INSTALL APACHE HADOOP 2.7.0 IN UBUNTU (SINGLE NODE SETUP)

Ubuntu in Amazon EC2
install HADOOP 2.7.0 (singale Node setup)

Ubuntu in Amazon EC2

================================================

source: Server Refused our key. Modify a little bit :)

- In the AWS Console ensure your instance is healthy and running
- Check you have used the correct public DNS address, listed when you click on an instance
- Select Security Groups from left hand side and click on the security group you want to use
- Click the Inbound tab
- From the Create a new rule: dialog select SSH
- In source put your IP address and CIDR value. If its just you don't have a NAT on your  network just use 32 as your CIDR (eg. ?.?.?.?/32)
- Click Add Rule
- Click the Outbound tab
- choose all traffic and anywhere
- Click Apply Rule Changes
- Right click on your instance and select Create Image (EBS AMI)
- Give it an Image Name in the Create Image wizard and click Create
- After a short time select AMI's from the left hand nav bar in AWS console
- Right click on the new AMI and click Launch Instance
- On the Request Instances Wizard click Continue until you have to Create Key Pair
- Choose a key pair and make note of it (NOTE: If you haven't still got your .pem file for this key pair you will need to generate a new one from selecting Key Pairs on left hand navbar, Create Key Pair etc. to obtain .pem file)

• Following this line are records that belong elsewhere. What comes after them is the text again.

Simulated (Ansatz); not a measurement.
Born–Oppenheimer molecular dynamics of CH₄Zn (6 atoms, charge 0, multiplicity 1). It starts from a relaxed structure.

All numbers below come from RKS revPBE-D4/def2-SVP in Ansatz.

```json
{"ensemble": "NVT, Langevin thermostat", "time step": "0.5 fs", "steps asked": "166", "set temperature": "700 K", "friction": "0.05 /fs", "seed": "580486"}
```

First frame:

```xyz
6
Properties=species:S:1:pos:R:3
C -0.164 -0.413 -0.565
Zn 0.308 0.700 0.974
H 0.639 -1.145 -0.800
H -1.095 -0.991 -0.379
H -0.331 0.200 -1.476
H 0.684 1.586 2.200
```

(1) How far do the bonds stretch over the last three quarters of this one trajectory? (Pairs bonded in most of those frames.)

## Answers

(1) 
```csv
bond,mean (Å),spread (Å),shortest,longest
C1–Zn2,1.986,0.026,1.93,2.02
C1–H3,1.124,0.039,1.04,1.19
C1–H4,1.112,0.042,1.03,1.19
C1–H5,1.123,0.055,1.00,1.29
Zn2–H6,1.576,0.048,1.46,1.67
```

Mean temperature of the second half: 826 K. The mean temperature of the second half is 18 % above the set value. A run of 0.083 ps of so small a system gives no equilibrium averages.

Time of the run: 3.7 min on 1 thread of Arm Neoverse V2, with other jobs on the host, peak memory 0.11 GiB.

- Select security group with the rule you created for your IP address (and CIDR of 32 - no subnet mask)
- Click continue, and on the next screen click Launch
- Go back to the Instances view and wait until your Instance is fully initialized and healthy
- Open PuttyGEN
- Click Conversions from the Toolbar, and Import Key
- Navigate to your .pem key in the file browser and open it
- Select SSH-1 (RSA) from the Parameters box
- Put your key pair name in the Key comment box (just for good house keeping)
- Click Save private key and save the .ppk file somewhere on your file system
- Open Putty
- Enter the public DNS for your EC2 instance in the Host Name box
- Enter port 22
- Tick SSH radio button from the Connection Type box
- Click on SSH from the Connection tree in the left hand side nav bar
- Click on Auth
- Click Browse in the Authentication parameters box, and open your .ppk file
- Click Session from the left hand nav bar
- Enter a name for this connection in the Saved Sessions text box, and click Save (this is so 
- you don't have to go through the putty connection set up each time, and can just double click your saved connection - for those unaware)
- Click Open
- When prompted for a login name you will probably use 'ec2-user' or 'ubuntu' (TIP: use 'root' - and you will probably get a message telling you what username you should use instead!)
- No need for a password, the .ppk file will authenticate you

install HADOOP 2.7.0 (singale Node setup)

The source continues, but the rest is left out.